Hip-Hop Pioneers From Macklemore’s ‘Downtown’ Get Long Overdue Props
There is little dispute that, between 1978 and 1984, the three greatest rappers anywhere from Planet Earth to Planet Rock were Grandmaster Melle Mel, Grandmaster Caz and Kool Moe Dee. Despite basically being the Muddy Waters, Howlin’ Wolf and Bo Diddley of what Jay Z does for a living, they’re not exactly household names — though that may become somewhat less true in the coming weeks.
Macklemore and Ryan Lewis, Seattle’s quirky underground rap group turned chart-topping grandpa fashionistas, paid tribute to their legacy by inviting them to record a verse on “Downtown,” the lead single from the follow-up to 2012’s platinum The Heist. The track turned into a single, which turned into a music video, which turned into hip-hop’s Mount Rushmore getting the opportunity to shout through an intricate MTV Video Music Awards performance, a high-octane Jimmy Fallon appearance and 16 million YouTube views.
As New York City’s most gifted architects of a new American art form, their impact on hip-hop — and, by proxy, culture worldwide — is immeasurable. As a member of Rock & Roll Hall of Famers Grandmaster Flash & the Furious Five, Melle Mel penned “The Message,” a crucial document of inner-city reportage and forefather of Kendrick Lamar’s socially conscious word-spill. During his run in the Treacherous Three, Kool Moe Dee stretched the boundaries of lyricism into tricky double-time flows and became the most formidable battle rapper in the land, laying some of the earliest groundwork for Meek Mill and Drake’s verbal pissing contests. Grandmaster Caz and the harmony-soaked Cold Crush Brothers didn’t fare as well on wax, but set standards for lyricism and group interplay as viewed by their performance in the iconic Wild Style.

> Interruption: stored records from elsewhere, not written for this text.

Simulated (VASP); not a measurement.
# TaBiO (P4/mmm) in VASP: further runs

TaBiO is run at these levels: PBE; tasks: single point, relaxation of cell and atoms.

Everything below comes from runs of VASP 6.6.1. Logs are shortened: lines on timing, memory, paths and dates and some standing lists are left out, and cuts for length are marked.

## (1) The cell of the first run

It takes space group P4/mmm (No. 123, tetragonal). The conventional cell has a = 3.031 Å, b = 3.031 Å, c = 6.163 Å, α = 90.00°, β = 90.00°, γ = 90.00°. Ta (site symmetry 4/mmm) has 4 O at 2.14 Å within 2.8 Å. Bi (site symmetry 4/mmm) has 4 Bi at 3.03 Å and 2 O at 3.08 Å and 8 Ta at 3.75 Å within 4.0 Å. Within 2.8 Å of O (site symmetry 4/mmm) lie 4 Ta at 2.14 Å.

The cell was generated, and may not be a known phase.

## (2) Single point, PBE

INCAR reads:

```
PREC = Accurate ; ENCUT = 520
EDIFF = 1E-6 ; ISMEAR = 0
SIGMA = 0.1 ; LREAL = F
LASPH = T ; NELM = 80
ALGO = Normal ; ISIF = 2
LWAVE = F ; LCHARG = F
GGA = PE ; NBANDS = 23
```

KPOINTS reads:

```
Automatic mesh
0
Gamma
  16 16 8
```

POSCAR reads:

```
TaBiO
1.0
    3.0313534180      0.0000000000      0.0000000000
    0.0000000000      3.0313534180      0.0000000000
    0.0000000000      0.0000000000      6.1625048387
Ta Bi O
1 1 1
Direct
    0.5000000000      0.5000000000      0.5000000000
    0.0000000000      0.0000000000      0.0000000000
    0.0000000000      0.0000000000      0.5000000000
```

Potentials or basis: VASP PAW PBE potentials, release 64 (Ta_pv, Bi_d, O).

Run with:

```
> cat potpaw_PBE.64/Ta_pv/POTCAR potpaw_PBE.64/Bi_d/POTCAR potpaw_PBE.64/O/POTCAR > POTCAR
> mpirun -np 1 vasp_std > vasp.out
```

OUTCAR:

Before Macklemore invited them to appear on “Downtown,” the three rappers had never appeared on a track together and hadn’t had a molecule of pop impact in years. Moe Dee last hit the Hot 100 assisting Will Smith’s 1999 remake of his “Wild Wild West”; Melle Mel’s last charted in 1984 when he gave Chaka Khan’s “I Feel For You” some hip-hop credibility; Grandmaster Caz has never had a charting single unless you count the time his rhyme book was jacked to create the first commercially released hip-hop single ever, in 1979. “Downtown” is currently at Number 22 and, to paraphrase their moped-loving student, the ceiling can’t hold them.
Rolling Stone met with the three pioneers to talk about the past, the present and — in what seemed unlikely but a few months ago — their future.
Was there hesitation on anyone’s part to make “Downtown?”
Melle Mel: Well, I thought it would be a good project just hearing about it. Really you couldn’t lose with it. I thought it was a no-brainer.
Kool Moe Dee: Big Daddy Kane, when he called me, he broke it down so thoroughly, it was nothing to even hesitate about. He gave me backstory and then gave me the idea. He starts the sentence off, “Do you know who Macklemore is?” I’m laughing like, “Of course, why?” I didn’t know where he was going with that. . . . I’m a vibe person. I wanted to actually sit down with Macklemore, get his vibe, see where he was coming from. Soon as we got out [to Seattle], we had like a two-hour debate about hip-hop, basketball, whether the Cavaliers are gonna beat Golden State, Mayweather fight — really, we went in for two hours or whatever and we talked. And then finally Ryan says, “OK, so this is the song.” That set the tone for how cool the environment was.